English 1050: Thought and Writing
ENGL 1050 is a 4-credit freshman level course in which students develop their understanding of the ways that writing is situated in both local situations and the mediation of historically-provided tools and practices. Students produce a range of academic and non-academic texts, applying knowledge of composing processes, rhetorical strategies, genre requirements, and textual conventions such as grammatical structure, style, and visual/structural design. Students also learn to analyze and map the different components of literate activity (production, representation, distribution, reception, and socialization) and to produce texts that take into account the complex interactions of these components in specific writing/composing tasks.
In this class, students will complete four major projects while learning from various required readings, in-class activities, and additional regular assignments. Students will begin by focusing on basic writing technique while practicing using the elements characteristic of a particular genre to support a thesis. Students will then focus on improving their skill in persuasive writing. Students will next learn how to perform research and how to integrate research ethically with their own writing. Finally, students will use everything they have learned over the semester to write a research essay presenting an original thesis using a persuasive integration of research and their own analysis. By the end of the semester, students will have developed a multitude of writing skills that they will be able to use in any future writing context.

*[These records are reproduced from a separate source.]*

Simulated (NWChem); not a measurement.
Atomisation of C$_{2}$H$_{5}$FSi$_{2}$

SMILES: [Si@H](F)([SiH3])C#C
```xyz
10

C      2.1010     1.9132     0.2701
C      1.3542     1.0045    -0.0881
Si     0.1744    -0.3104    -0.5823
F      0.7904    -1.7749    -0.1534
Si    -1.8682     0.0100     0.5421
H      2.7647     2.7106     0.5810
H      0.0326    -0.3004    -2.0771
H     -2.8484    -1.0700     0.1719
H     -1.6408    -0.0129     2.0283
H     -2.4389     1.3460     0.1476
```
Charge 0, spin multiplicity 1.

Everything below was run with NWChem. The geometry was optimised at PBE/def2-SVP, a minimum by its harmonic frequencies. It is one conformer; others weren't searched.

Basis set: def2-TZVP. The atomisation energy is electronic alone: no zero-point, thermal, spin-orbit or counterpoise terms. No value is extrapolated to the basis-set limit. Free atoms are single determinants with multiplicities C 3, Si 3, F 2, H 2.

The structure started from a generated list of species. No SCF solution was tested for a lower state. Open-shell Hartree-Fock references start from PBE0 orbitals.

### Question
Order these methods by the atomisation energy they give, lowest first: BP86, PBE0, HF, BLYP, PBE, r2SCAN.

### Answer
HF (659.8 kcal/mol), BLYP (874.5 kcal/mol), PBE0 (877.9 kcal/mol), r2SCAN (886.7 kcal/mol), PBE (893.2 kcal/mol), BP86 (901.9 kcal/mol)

- To learn how to synthesize research and analysis into support for a strong thesis while considering and responding to opposing views.
- To learn how to find quality sources of information through research, both online and in the library, and how to cite and integrate the work and ideas of others ethically.
- To learn how to identify and then use the elements of a genre in order to become a more successful writer.
- To learn how to avoid cliché phrases and mechanical errors while crafting organized yet dynamic sentences and paragraphs appropriate for your genre, audience, and voice.
Time/Day: 2:00 pm-3:40 pm. MW
Room: Dunbar Hall, Room 4207
Final Exam: April 28th. 12:30 pm-2:30 pm
Instructor: Mr. Luke McCarthy
Office: Sprau Tower, Room 714
Office Hours: Mondays from 4:00-5:00
More office hours are available upon request.